Persistent Houthi drone and missile attacks against Saudi territory stoke a cycle of military escalation that makes it difficult for the warring sides to back down. These attacks — which pose a threat to Saudi Arabia, as well as Yemeni government forces and civilians — are becoming more frequent. Saudi Arabia and the Saudi-led Yemeni government coalition always respond to such Houthi attacks with retaliatory airstrikes and boosted ground offensives. Houthi capability improvements and their seemingly endless arsenal of projectiles — some sourced from Iran, others from internal stockpiles and workshops — means that Saudi Arabia and the Yemeni government will likely continue to respond militarily to Houthi strikes, continuing a tit-for-tat cycle of violence and destruction. 
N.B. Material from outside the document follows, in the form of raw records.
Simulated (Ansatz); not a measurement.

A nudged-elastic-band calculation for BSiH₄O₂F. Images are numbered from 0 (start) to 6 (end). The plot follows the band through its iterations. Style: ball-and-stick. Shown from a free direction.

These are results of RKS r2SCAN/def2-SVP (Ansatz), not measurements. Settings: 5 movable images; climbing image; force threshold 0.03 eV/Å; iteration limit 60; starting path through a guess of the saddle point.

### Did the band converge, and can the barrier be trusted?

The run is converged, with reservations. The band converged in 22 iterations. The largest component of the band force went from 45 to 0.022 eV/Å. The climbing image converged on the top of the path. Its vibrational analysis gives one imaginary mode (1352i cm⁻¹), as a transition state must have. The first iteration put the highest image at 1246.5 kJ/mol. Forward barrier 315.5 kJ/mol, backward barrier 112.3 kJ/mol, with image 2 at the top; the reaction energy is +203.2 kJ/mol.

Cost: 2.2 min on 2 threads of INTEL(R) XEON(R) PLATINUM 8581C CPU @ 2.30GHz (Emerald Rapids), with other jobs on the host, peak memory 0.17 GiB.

  • In early December, the U.S. special envoy to Yemen said Saudi Arabia had suffered 375 cross-border attacks since Jan. 1. This is an uptick from the number of such attacks the kingdom saw in all of 2020, thanks in part to recent Houthi technological improvements. 

Key frontlines remain deadlocked despite intense fighting, making each side reticent to withdraw. Fighting remains heavy along the front lines in the central provinces of Shabwa and Marib, as well as the coastal area of Hudaydah. The lack of territorial exchange indicates that the warring sides on the ground are relatively evenly-matched. Moreover, the resources in these areas — namely, Marib’s oil reserves, Hudaydah’s port and coastal territory, and Shabwa’s politically valuable land — lower the incentive for either side to back down from the frontlines. While continued stagnation is likely, the frontlines will shift if Saudi Arabia deems the material and human losses too costly to maintain, or if the Houthis’ recruitment efforts begin to stumble. 

  • In recent months, fighting in Marib has been particularly intense and cyclical, displacing the same Yemeni civilians multiple times as the epicenter of the conflict advances and retreats. A UNDP report released on Dec. 12 indicated the ongoing violence in Marib had displaced 45,000 individuals since just this past September. 

The prolonged war has exacerbated the civil conflict’s initial drivers, making them harder to resolve. Resource inequality and scarcity, locals’ mistrust of external actors (including Saudi Arabia and Iran), and societal, sectarian and geographic divisions between Yemeni communities were among the drivers to spark the conflict in 2014. All of these factors have grown worse over the course of the war, reducing the probability of a negotiated end to the conflict. 

  • The 2019 Riyadh agreement led to the early 2021 formation of a Yemeni government that included northern and southern leaders, while excluding Houthi rebels. But residual mistrust between Yemen’s northern and southern factions has continued to impede deeper cooperation beyond maintaining a common front against the Houthis, preventing the Yemeni government from presenting a strong and unified front in peace negotiations both domestically and globally.

Given these factors, Yemen’s warring parties are unlikely to reach a political settlement in 2022. The ongoing conflict will, in turn, keep Yemen as a key geopolitical proxy theater for Saudi Arabia, Iran and other external actors with interests in the region. Yemen’s deepening instability is one of the factors currently pushing Saudi Arabia and the United Arab Emirates to consider rapprochement with Iran — which provides economic and technical support to Yemeni Houthis — in the hopes that closer communication with Tehran will mitigate the threat of conflict spilling over into Saudi or Emirati territory. The strategic imperatives compelling Riyadh to maintain its overall military intervention in Yemen, however — namely, the need to ensure Saudi Arabia’s territorial integrity and preventing a Shiite, Iran-leaning or extremist government from taking the helm in Sanaa — are unlikely to shift over the next year. With the Saudi-led Yemeni coalition remaining squarely on one side of the war, and Houthi rebels remaining on the other, every cease-fire effort in 2022 is likely to break down along the familiar fault lines that have stymied previous political settlementsaimed at ending the conflict. The continued conflict will also force the United States to remain involved in Yemen in order to protect Saudi Arabia, one of Washington’s key regional partners, from the growing threat of Houthi missile and drone strikes.

  • Iran continues to provide Houthi rebels in Yemen with both arms and defense equipment, as well as military support. The extent of Tehran’s economic support to the group, however, remains unclear.
  • The latest U.N. effort to cajole a cease-fire in November garnered significant media attention but saw little traction on the ground with warring actors.
  • Since taking office, the administration of U.S. President Joe Biden has tried to reduce the United States’ explicit involvement in the Yemen civil conflict by scaling back the scope of U.S. cooperation with the Saudi-led coalition in the country. But Washington remains Saudi Arabia’s primary provider of military equipment and recently completed a sale of defensive arms to the kingdom.